Just as the Internet of Things (IoT) is getting famous with the advancement of technology, Bitcoin christened as the “Internet of Money” is getting tremendous popularity and acceptance with each passing year. As we step into the most talked about year ‘2020,’ we see notable changes in the economy of the countries and the adoption of the technologies.
Bitcoin and other cryptocurrencies are a branch of the digital and cyber realms. After having bloomed in 2009, a decade down the line, Bitcoin and cryptocurrencies are not yet widely known by masses. And, if known, Bitcoin is interpreted in numerous ways viz., currencies, securities, financial assets, derivatives, a speculative financial bubble, and a lot more.
Bitcoin Decentralization: A boon or bane?
Interestingly, this technology has lured massive investors due to its rate of liquidity and volatile nature. Now, how can a volatile natured investment help the investors?
Well, the whole of the investment industry abides by a simple, go to rule: “Higher the risk, higher the returns.”
However, unfortunately, many jurisdictions and governments in power have not regulated Bitcoin and other cryptocurrencies due to a number of limitations.

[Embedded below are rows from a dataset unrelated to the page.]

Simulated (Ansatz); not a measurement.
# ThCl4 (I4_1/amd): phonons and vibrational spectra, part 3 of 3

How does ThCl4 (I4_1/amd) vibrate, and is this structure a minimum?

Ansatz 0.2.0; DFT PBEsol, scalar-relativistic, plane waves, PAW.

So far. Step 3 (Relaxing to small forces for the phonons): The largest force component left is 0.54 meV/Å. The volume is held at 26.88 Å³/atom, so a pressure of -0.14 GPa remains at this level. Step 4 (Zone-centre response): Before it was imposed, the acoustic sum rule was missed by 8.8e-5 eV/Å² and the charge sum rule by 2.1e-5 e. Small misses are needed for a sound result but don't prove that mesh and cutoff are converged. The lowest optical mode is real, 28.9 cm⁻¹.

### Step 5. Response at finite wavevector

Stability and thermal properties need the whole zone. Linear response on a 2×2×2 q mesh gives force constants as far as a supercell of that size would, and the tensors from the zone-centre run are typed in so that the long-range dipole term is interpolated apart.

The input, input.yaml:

- First, the energy and the resource depletion that is caused in mining Bitcoin is massive and destructive, leading to breach the environment laws.
- Second, although Bitcoin meets the criteria of a medium of exchange, it fails as a store of value and a unit of account due to its virtual nature.
- Third, the value of Bitcoin will always be speculated as per its demand from the investors and traders. This will eventually make people crazy by its high interest and lead to utter inflation in the name of investment. For instance, 2 years back, Bitcoin was most talked about when it had hit $20,000 at the end of 2017. But by the end of 2018, BTC price slid to rock bottom and at the time of writing this, Bitcoin was trading above $8,000.
Despite having a transactional value, which is majorly compared to the US Dollar, it is not preferred and accepted as much as the US Dollar. Although, we know this as “crypto” and “currency,” Bitcoin is not really preferred against fiat currencies like US Dollar, Euro, British Pound, Japanese Yen, Canadian Dollar, Australian Dollar etc. If it manages to abide by the definition of currency, this will boost its adoption and help dilute the gambling factor.
Unlike traditional currency that can be stored and counted, we can’t store Bitcoin in our physical wallet, therefore, highlighting the importance of the technology deployed.
In terms of transactional unit, the US Dollar rules as the ultimate power of comparison. So, what if Bitcoin and cryptocurrencies begin to be accepted as centralized currency? This will welcome a high percentage of inflation. Moreover, the economic gap will only widen wherein the rich will get richer, and the poor will get poorer.
All in all, accepting Bitcoin and cryptocurrencies as the ultimate medium of exchange and comparison, along with the traditional currency, seems illegitimate in nature. Interestingly, Bitcoin seems to be diffusing like a technology-based product rather than like a currency, making it inversely correlated to the traditional currencies.